Delays in analysing all the data from the ship's instruments mean the pre-trial hearing -- which was opened and adjourned today -- will have to be put back until October 15, Judge Valeria Montesarchio confirmed at a courthouse in Grosseto, central Italy.

Nine people are being investigated including three executives from Carnival Corp.-owned Costa Cruises, Europe's biggest cruise operator; and the captain, Francesco Schettino, who is accused of abandoning ship before the evacuation was completed.

Costa Concordia crashed into rocks off the island of Giglio, in Tuscany, on the night of Friday January 13th, 2012, with the loss of at least 32 lives.

Investigators are trying to establish why the 114,500-tonne, 3,000-passenger ship was sailing so close to the island and why the evacuation was delayed for at least an hour, and are hoping the black box will reveal the chain of events which led to the tragedy.

Earlier this month, an Italian newspaper published leaked reports claiming the black box recorder was faulty. Watertight doors designed to prevent flooding were left open, the ship had faulty instruments and was using unapproved maps were also cited in the report published by Italian newspaper Corriere della Sera.

One e-mail quoted Costa's technical director Pierfrancesco Ferro telling a repair firm: "The VDR (Voyage Data Recorder) has broken down for the umpteenth time... The situation is becoming unbearable."

Costa Cruises admitted there was report of a fault with the VDR but that it was working on the night that the ship hit a rocky reef and sank off the island of Giglio.

No trial is expected until the beginning of next year at the earliest.
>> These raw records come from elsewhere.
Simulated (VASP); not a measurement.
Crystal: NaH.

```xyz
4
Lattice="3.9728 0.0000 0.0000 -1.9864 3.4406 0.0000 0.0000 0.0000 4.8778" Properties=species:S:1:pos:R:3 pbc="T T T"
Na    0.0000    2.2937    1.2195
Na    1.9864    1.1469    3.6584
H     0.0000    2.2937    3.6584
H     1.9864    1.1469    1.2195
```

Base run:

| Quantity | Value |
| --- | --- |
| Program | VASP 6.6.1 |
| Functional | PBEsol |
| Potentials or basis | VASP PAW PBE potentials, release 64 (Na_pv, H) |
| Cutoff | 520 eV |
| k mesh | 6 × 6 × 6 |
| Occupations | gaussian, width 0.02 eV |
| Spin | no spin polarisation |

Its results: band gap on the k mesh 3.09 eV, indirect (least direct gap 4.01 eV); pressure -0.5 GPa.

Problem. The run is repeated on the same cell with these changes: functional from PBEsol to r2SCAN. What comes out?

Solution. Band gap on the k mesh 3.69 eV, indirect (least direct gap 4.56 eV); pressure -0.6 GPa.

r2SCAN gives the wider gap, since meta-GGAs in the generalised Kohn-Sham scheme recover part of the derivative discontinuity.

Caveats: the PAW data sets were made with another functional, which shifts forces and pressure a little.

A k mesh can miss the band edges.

The Costa Concordia lies keeled over on an underwater shelf just off the coast of the island. Costa Cruises is planning to right it and tow it away for scrapping in a salvage operation that is unprecedented for its scale.

In a separate development, an Italian newspaper has reported the cruise line has reached a “six-figure” settlement with the family of the youngest victim Dayana Arlotti, 5 years old, who died with her father, Williams Arlotti.